Army about-face: Open to renaming forts to remove Confederates

The U.S. Army has indicated that it is open to “bi-partisan” discussions about renaming military forts that are currently named after Confederate generals. The issue has become part of the debate surrounding the racial divide sparked by the death of George Floyd in Minneapolis.
“The Secretary of Defense and Secretary of the Army are open to a bi-partisan discussion on the topic,” Army spokesperson Col. Sunset Belinsky said in a statement Monday according to Politico.
The Army has been under increasing pressure to rename forts and remove statutes that acknowledge anyone that was associated with the Confederacy. The Marines previously banned the use of the Confederate flag on bases.
“This symbol has shown it has the power to inflame feelings of division,” Gen. David Berger, the Marine Commandant, wrote in an April letter to Marines, says Stars and Stripes. “I cannot have that division inside our Corps.”
The Army has 10 military bases named after Confederate generals, some of whom were also associated with the U.S. Army previous to Confederate service.
For example, Robert E. Lee was a prominent graduate of West Point and later a commandant at the military academy in New York. In addition to Fort Lee being named after him, a barracks at West Point is named after Lee.

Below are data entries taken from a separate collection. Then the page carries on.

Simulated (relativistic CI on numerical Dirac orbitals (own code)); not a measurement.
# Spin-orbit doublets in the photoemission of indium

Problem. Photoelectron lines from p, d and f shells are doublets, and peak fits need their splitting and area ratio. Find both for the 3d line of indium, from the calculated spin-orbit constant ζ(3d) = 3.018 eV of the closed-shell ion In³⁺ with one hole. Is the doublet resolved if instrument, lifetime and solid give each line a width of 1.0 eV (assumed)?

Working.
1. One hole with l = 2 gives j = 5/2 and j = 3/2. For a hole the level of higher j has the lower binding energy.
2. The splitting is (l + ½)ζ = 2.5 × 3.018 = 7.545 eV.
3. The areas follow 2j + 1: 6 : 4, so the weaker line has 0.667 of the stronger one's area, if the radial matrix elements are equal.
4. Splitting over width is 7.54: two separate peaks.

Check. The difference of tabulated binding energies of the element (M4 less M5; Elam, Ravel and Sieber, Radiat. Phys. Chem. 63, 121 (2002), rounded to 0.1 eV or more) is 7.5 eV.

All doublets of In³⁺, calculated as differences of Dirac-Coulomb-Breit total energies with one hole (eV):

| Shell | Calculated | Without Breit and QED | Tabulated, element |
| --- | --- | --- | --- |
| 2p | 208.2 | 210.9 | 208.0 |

Previously, the Army resisted the idea of renaming the forts. The forts were named in a spirit of reconciliation with the South after the Civil War, and “not to demonstrate support for any particular cause or ideology.”
The Army Times reports that one idea in renaming the forts is to name them after Medal-of-Honor winners.
“It’s not about negating the past,” Mike Jason, a retired Army colonel to the Army Times. “We’re an evolved and inclusive military now and we have a lot of new heroes who deserve to have their names emboldened in history.”
However, the military tends to be wedded to the traditions of the past, and change never comes easily.
But the Army is not unaffected by the turmoil affecting the rest of the country.
“Over the past week, the country has suffered an explosion of frustration over the racial divisions that still plague us as Americans. And because your Army is a reflection of American society, those divisions live in the Army as well,” wrote Gen. James McConville, the Army chief of staff, and Sgt. Maj. of the Army Michael Grinston.
“We feel the frustration and anger.”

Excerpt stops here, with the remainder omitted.